An emotional story about smart living, seductive labels, and what they quietly reveal about the way we invest.
Rohan was not the kind of man people called impulsive. He was the one in the family who compared prices before ordering groceries, checked electricity bills line by line, and remembered which neighbourhood shop quietly added a little extra for convenience. When something broke at home, his first instinct was not a replacement, but a repair. Sensible people trusted his judgement because he usually gave them a reason to.
That was why nobody objected when he announced, one Sunday afternoon, that the house needed to become “smart”. It began with one bulb, then a door lock.
Then came a speaker that could answer questions, remember birthdays, and play old songs for his mother when she visited. After that came smart plugs, smart curtains, a smart air purifier, a smart camera, a smart kettle, and a smart doorbell that could send alerts even when the house was empty. By the time the festive sale season was over, Rohan had built a small universe of glowing apps, paired devices, and passwords, each promising the same thing in slightly different language: better, faster, future-ready.
And honestly, for a while, it did feel impressive.
Guests noticed the lights first. His daughter liked asking the speaker silly questions. His wife admitted the video doorbell was useful when deliveries came late. And Rohan, somewhere between traffic signals and office tea breaks, discovered the quiet thrill of controlling the house from his phone. It made him feel as though he had stepped half a pace ahead of everyone else.
That feeling, more than the gadgets, became the real purchase. Without noticing it, he stopped asking whether a thing solved a problem. He started asking whether it belonged to the future.
The old switchboard still worked. The lock on the study door had never failed. The curtains opened just fine with a hand. But suddenly those ordinary things looked outdated, almost embarrassing, as if simplicity itself had become inferior. Once a label starts carrying prestige, it becomes difficult to see the thing underneath it.
And labels, when they become fashionable, do something dangerous to the mind. They stop sounding like descriptions and begin sounding like verdicts.

Smart meant better. New meant superior. Popular meant proven. Fast-rising meant inevitable.
Rohan never said any of this aloud. Most people never do. They simply begin to behave as though the conclusion has already been reached. So the house kept getting smarter.
Then came the first evening when the internet stopped working. It was a small outage, the kind people usually ignore for a few minutes before complaining. But in those twenty-three minutes, the front door refused to respond properly, the living room lights lost sync, the speaker kept apologising for not understanding, and the curtains froze halfway like a stage scene interrupted in the middle. Rohan’s daughter stood in the hallway and asked the most inconvenient question possible, “Why does the house need Wi-Fi to be a house?”
Nobody answered immediately.
His mother, who was visiting that week, opened the storage cabinet, found the old emergency lamp, switched it on, and placed it in the centre of the room. In its plain yellow light, everything looked faintly absurd. The expensive devices were still there, sleek and silent, but suddenly they looked less dependable than a plastic lamp bought years ago without any promise of changing the future.

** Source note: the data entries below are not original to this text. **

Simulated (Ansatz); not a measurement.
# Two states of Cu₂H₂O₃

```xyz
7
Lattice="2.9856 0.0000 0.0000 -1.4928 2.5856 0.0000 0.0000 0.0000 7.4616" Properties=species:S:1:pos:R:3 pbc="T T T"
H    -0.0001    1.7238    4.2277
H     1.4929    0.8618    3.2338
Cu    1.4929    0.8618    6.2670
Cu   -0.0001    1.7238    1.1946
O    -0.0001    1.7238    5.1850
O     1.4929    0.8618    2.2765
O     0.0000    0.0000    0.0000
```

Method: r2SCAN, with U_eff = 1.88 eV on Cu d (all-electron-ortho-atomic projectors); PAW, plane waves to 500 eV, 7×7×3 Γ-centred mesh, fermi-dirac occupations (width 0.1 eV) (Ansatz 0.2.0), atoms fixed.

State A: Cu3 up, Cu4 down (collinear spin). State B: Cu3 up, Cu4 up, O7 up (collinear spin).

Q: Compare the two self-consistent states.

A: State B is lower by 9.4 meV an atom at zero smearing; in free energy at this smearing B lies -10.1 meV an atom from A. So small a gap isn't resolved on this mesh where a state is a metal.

The internet returned. The house returned. Life moved on. But a hairline crack had appeared in the story.
Rohan noticed it again a month later when the smart-lock app updated and signed everyone out. Then when one subscription quietly renewed itself. Then when two devices stopped talking to each other because one no longer supported the other. Then when an electrician, very politely, asked him which switch now controlled what, and Rohan could not explain it without opening three separate apps.
It was not that the technology was useless. Some of it was genuinely helpful. Some of it might become even more useful with time. That was what made the lesson uncomfortable. The idea was not false. The excess was. And that is often how bubbles first learn to look respectable.
Not as lies. As truths carried too far. A useful technology can be real. A meaningful shift can be real. A change in the way the world works can be real. But somewhere between “this may matter” and “this can only go up”, people have a habit of removing the hardest parts of judgement: price, patience, and proportion.
In investing, this rarely arrives looking reckless. It arrives wearing confidence.
It sounds current. It sounds informed. It sounds as though hesitation belongs to those who do not understand the future. Slowly, a powerful theme starts doing the work that careful thinking was supposed to do. People begin to feel that if something is shaping tomorrow, then anything attached to it must automatically be worth buying today. Questions that once felt basic begin to seem boring. What is already being assumed? How much hope is built into the price? What happens if the idea is right, but expectations have run too far ahead? What happens when a good story becomes too crowded?
These are not dramatic questions, which is exactly why crowds do not enjoy them. Crowds prefer momentum with music in the background.
The trouble is that markets do not reward excitement simply because excitement feels intelligent. Sometimes the shift is real and the investment still disappoints. Sometimes the business is sound and the entry price is too rich. Sometimes the story is correct, but the timing is not. And sometimes people are not really buying the future at all. They are buying relief from the fear of being left behind.
Rohan understood this slowly, not through one grand revelation.
It began with the bathroom mirror that displayed weather updates nobody needed while brushing their teeth. Then the smart plant sensor that sent moisture alerts while his mother continued, quite successfully, using her finger and experience. Then the second speaker in the guest room, which rarely had anything useful to say but still lit up unexpectedly at 2 a.m., like a guilty thought.
One Saturday, he sat on the floor with three cardboard boxes beside him: one for things to keep, one for things to return, and one for things he could neither justify nor let go of yet. His daughter sat next to him, peeling old stickers off a remote. “Are we making the house dumb again?” she asked. He smiled. “Maybe just easier.”
That evening, the family ate dinner without lights changing colour, without a voice assistant cutting into the silence, without an alert announcing movement near the door when it was only the watchman doing his round. The ceiling fan turned with the same faithful hum it always had. Ordinary things, when they work well, carry a dignity that fashionable things often borrow and rename as innovation.
And yet, even then, the story did not end neatly.
Because the next morning, while walking through an electronics store to buy something entirely unrelated, Rohan stopped in front of a display for a new home system. Cleaner interface. Better compatibility. Smarter automation. Fewer apps. More control. The demo screen showed a life that looked elegant again, effortless again, just ahead of the curve again.
He stood there longer than he meant to. Not because he had learned nothing. Because he had learned something more honest: intelligent people are not immune to seductive stories. They are often simply better at explaining those stories to themselves.
The label had changed shape, but the temptation had not. Once again, a powerful idea had arrived dressed as an easy conclusion. And there he was, looking at it, not foolish, not reckless, not naïve.
Just human.
Quest Question:
When an investing story feels too powerful to ignore, are you responding to the strength of the idea, or to the comfort of believing that this time expectations no longer need discipline?
A small routine to carry forward:
Before following any fast-rising theme, pause and write down three things on one page: what the business actually does, what the current price may already be assuming, and what could still go wrong even if the bigger idea turns out to be true.